Start with the activity and how hard people will work in the kit, then build the artwork for full-colour sublimation across the whole garment. Match your exact brand colours, confirm the supplier sublimates before cutting and sewing, add names and numbers, choose lightweight decoration that suits technical fabric, add reflective detail where needed, and approve a proof before you order. Minimums start from around 10 and a full-surface design carries no per-colour charge.
Why does the sublimate, cut, sew order matter?
Because printing a finished garment leaves white cracks and gaps at seams, folds and stretch points. Sublimating the flat fabric first, then cutting the panels and sewing the garment, means the pattern continues cleanly across the whole kit with no white lines at the seams. It is the main difference between premium sportswear and cheap kit that cracks the first time it stretches.
Can I match my exact brand colours on sportswear?
Yes. Sublimation is excellent at colour, so supply precise colour references rather than approximations and confirm how they reproduce on the chosen fabric. A proof stage matters because a screen and a fabric are different surfaces, but the whole point of fully custom kit is that you hold your exact colours across the entire garment.
Should I use embroidery on custom sportswear?

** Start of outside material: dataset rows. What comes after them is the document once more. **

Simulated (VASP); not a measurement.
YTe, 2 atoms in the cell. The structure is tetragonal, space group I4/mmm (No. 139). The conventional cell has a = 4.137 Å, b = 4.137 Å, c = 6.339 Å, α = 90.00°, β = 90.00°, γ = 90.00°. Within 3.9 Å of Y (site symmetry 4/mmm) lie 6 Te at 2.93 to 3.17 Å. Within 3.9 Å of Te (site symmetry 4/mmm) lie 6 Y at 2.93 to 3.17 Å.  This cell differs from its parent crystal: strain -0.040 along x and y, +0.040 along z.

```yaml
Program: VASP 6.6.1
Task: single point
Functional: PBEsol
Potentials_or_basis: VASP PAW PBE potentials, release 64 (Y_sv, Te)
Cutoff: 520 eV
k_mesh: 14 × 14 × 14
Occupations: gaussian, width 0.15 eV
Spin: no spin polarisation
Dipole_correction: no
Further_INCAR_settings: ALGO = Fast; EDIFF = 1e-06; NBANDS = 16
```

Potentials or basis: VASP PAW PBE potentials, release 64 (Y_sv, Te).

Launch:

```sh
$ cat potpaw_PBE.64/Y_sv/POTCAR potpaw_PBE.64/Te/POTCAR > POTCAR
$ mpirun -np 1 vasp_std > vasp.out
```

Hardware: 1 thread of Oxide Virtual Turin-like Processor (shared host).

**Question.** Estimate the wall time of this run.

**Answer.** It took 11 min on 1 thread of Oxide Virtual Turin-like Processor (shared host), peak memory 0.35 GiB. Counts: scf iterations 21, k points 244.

Not on lightweight sportswear. Embroidery adds weight, reduces flexibility, can irritate the skin during movement and interferes with technical performance. Use sublimation for the design, and where a mark needs to sit on top, use silicone patches, lightweight badges, reflective prints or performance-compatible transfers instead.
How do I add reflective detail?
Add reflective prints where the kit will be worn in low light, which mainly means running and cycling in early mornings, evenings and winter. Reflective elements are added as a performance-compatible layer rather than embroidery, so they do not add weight or stiffness to a technical garment.
What should I check on the proof before ordering?
Check the colours against your brand references, the pattern alignment across panels, the logo and text placements, and that every name and number is spelled and numbered correctly. Also confirm the fabric, fit and technical level suit the activity, and that the supplier sublimates before cutting and sewing.